Whenever I have leftover chicken or turkey I make this coconut curry chicken lentil soup recipe. It’s so yummy, easy, and just a little different than your normal leftover type soup. It has an Indian feel so it’s great to serve with naan bread which I’ve found at both Trader Joe’s and Whole Foods.
It comes together fast enough making it a great weeknight meal. Even better, it freezes like a dream! I like to grab a rotisserie chicken and use part of it for this. Normally I make half a recipe (just for me and Daniel) but since I wanted extra in the freezer I doubled it. The recipe can be increased ore reduced easily. Just stick to the same proportions.
- 2 Chicken Breasts, cooked and chopped
- 12-16 C Water (depending on how much the lentils suck up and how thick of a soup you want)
- 1 Bag Lentils
- 6 Cubes Chicken Bouillon (or substitute 6 of the cups of water for chicken broth)
- 3 Heaping TBS Curry Powder (or more to taste)

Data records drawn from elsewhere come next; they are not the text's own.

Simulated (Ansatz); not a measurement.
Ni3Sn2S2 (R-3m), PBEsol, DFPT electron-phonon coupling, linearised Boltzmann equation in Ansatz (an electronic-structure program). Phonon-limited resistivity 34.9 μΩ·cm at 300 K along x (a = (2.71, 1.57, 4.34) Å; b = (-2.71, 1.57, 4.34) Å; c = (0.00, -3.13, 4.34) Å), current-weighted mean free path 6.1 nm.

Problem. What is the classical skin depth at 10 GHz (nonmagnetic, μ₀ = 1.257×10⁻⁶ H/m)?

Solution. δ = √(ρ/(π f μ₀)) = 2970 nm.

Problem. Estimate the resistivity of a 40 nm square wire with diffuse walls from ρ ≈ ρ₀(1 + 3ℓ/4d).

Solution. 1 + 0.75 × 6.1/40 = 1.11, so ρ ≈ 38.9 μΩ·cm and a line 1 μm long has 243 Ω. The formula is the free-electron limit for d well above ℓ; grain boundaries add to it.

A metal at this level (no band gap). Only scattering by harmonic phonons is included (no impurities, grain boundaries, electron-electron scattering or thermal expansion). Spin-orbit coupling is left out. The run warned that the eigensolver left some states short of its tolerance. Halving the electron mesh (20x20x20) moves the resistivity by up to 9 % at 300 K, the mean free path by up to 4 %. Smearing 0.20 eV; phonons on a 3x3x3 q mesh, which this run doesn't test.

- 1 Can Coconut Milk (I always use the light or reduced fat kind)
- Salt, Pepper, and Onion powder to taste
- Boil lentils and chicken in 8 oz water until lentils are tender. Keep an eye on it so that the water doesn’t burn off.
- Add bouillon, curry powder, coconut milk, and additional water to the desired consistency.
- Add other seasonings to taste. Serve and enjoy!